Among his points, Tomanovic said Milosevic was presented 1.3 million pages of documents to look through. However, Milosevic was also told he'd have "sufficient time" to look through the documents for his case, something Tomanovic said was impossible for anyone to do in anyone's lifetime.

Considering the substantial number of documents, Tomanovic asked if the purpose of giving them to Milosevic was to hinder his case.

Based on his paper, other panelists asked if the court was punishing Milosevic for wanting to represent himself; the court allows defendants to represent themselves even if they are from countries where that is not an option.

Panelists also asked if there was a way to streamline the body of evidence for this case to make things more equitable for Milosevic, as opposed to expecting him to read 1.3 million pages.

Tomanovic added the system of the criminal tribunal was inherently unfair to Milosevic because the judges and prosecution were working to prove what they already thought he was guilty of.

"Can anyone be fairly tried for war crimes in the same system as individual crimes and individual responsibilities?" he asked. "Does a rabbit have a chance to persuade a hunter he has a right to live?"

Prelec added it didn't help Milosevic's case that he looked like a caricature of what the prosecutors wanted to make him out to be.

Another panelist added Milosevic might have had a cultural misunderstanding of what the court was supposed to represent - that the defense focused on the accused's perception of himself and not necessarily the charges at hand.
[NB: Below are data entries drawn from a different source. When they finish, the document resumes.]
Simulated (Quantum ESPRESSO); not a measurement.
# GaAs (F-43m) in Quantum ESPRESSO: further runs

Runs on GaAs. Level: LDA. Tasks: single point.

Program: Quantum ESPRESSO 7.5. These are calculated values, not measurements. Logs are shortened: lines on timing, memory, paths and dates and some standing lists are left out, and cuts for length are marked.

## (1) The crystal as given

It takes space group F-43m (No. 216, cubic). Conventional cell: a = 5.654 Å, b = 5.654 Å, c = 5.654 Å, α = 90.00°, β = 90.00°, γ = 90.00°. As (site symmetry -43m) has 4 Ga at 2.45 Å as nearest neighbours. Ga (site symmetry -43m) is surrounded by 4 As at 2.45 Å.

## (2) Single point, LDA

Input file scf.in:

Other sessions included discussions on papers about the role of the media and the public's perception of the former Yugoslavia; what might have happened in the 40 hours of the trial that remained after Milosevic's death; had the ICTY achieved the goals it had at its onset; and how had the Milosevic case affected similar cases involving other ICTY defendants such as Saddam Hussein of Iraq and Charles Taylor of Liberia, who recently wrapped up his testimony at The Hague.

Waters said the next step will be for the panelists to use the criticism from others to work on revisions. Participants will continue the discussions remotely until final drafts are compiled. At that point, Indiana University Press will publish the papers into a comprehensive book about what happened and what could have happened.